During the month-long campaign, team members embarked on a complicated plan to ensure PACE data was measured correctly.


Learn more about the PACE-PAX Campaign >>
PACE Validation Science Team (PVST)
The success of Earth science space-borne missions relies on the availability of optical field measurements, as well as a solid validation plan to assess and verify the in-orbit quality of the data products. The PACE science data validation program is responsible for making sure data products meet mission-specified requirements and for assessing uncertainties across various water types, cloud conditions, and aerosol distributions. This program includes 24 PACE validation science teams fully dedicated to collect high quality validation data targeted to specific PACE data products and needs.
PVST Teams take advantage of opportunity cruises, interagency collaborations, and long-term monitoring programs to collect data around the world, using a combination of traditional and innovative instruments, spanning different types of waters and atmospheric conditions, such as harmful algal blooms, fires, dust events, among many others. Data collection is ongoing since launch and will continue until 2027. All the data collected during PVST deployments will be deposited in NASA data repositories, primarily SeaBASS. Since the late 1990s, NASA’s SeaBASS (SeaWiFS Bio-optical Archive and Storage System ) has served the ocean color community as the primary repository for in situ radiometric and pigment observations, facilitating robust product validation across multiple missions. Once the data arrives to SeaBASS, it undergoes an intensive review process to make sure data was collected following the best practices and the quality of the data meet the standards needed to compare with PACE data.

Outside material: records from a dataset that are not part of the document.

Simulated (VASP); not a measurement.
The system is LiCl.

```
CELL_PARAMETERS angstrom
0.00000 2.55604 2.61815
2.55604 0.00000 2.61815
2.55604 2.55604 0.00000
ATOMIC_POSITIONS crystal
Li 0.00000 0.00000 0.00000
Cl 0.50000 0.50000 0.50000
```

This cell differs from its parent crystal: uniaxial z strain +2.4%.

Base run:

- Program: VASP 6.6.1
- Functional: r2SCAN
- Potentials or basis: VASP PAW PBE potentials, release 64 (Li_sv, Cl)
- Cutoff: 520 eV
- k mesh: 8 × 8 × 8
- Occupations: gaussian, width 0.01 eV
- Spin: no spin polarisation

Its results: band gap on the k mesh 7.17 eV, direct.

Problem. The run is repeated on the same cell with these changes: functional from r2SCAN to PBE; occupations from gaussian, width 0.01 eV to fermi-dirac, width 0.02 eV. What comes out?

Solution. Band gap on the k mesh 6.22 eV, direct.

Learn more about the PACE Validation Science Team >>
SPEXone
After the excitement of the successful launch and power-on, the SPEXone team was very eager to ‘jump’ on the first data of SPEXone, about 2 weeks after launch. What a relief it was to see the first raw detector images of an Earth scene! Equally impressive was the first data processed into full-color images of the Earth and into radiance and polarization spectra of different scenes. In no time we were able do to the first aerosol retrievals, meaning extracting aerosol properties from the muti-angle radiance and polarization spectra, thanks to a solid preparation of the computer code by the SPEXone team and efficient implementation at the Science Data Segment (SDS) at NASA GSFC.
However, with the data flowing, critical assessments of the data pointed to several issues in the processor (e.g. as simple as a wrong sign), problems in certain algorithms (e.g. related to the handling of water bodies above 5km), and errors in the calibration data (e.g. related to the absolute radiometry). Each time such issues were quickly fixed in a processor update by the SPEXone team, and implemented operationally by the SDS, paving the way for producing more accurate aerosol data for the full data set.
At the end of the commissioning phase, we were excited to see global maps of new aerosol properties (composition, size, absorption) and already a good validation with ground-based observations. After that, we continued the nice collaboration between instrument scientists, scientists, and the SDS team at NASA to gradually improve our data products. While gathering more data, the good quality of the aerosol product was confirmed and we started writing the first paper, which was recently accepted for publication in Geophysical Research Letters, just before the PACE anniversary!
It is very rewarding to see that SPEXone produces aerosol data with the good quality that we set out to achieve almost 10 years ago, and that finally the 10-year gap in global multi-angle polarimeter aerosol data availability has been closed. In the coming year, we will keep working on improving the different data processors and the quality of the aerosol products, e.g. by improving the polarimetry in the near-UV and by making use of machine learning. In addition, we will start exploring methods to make full use of the synergy of SPEXone with the other two instruments on PACE, OCI and HARP2. Finally, we will start combining the aerosol data with climate models, which will hopefully lead to an improvement of prediction of future climate by these models!
Teaching about PACE: Outreach Travels
"I didn't know NASA studied the oceans."
When attending outreach events for the PACE mission, this is the most common statement I hear. The general public always seems surprised that NASA studies anything related to Earth.
Since launch, one of my goals is to inform others that NASA not only studies space, but our planet as well. In the last year, the PACE outreach team has been all over the country discussing our work. Efforts officially kicked off at PACE’s launch in Florida. From there, we continued our outreach efforts at the Ocean Optics Conference, in New Orleans, LA, the European Geological Union in Vienna, Austria, NASA’s Earth Day Celebration in Washington, DC and the American Geological Union in Washington, DC.
In our travels, PACE has taught me the importance of educating the public about how NASA’s scientific research shows up in their daily lives without them knowing. PACE products will not only continue that, but be on the cutting edge of it.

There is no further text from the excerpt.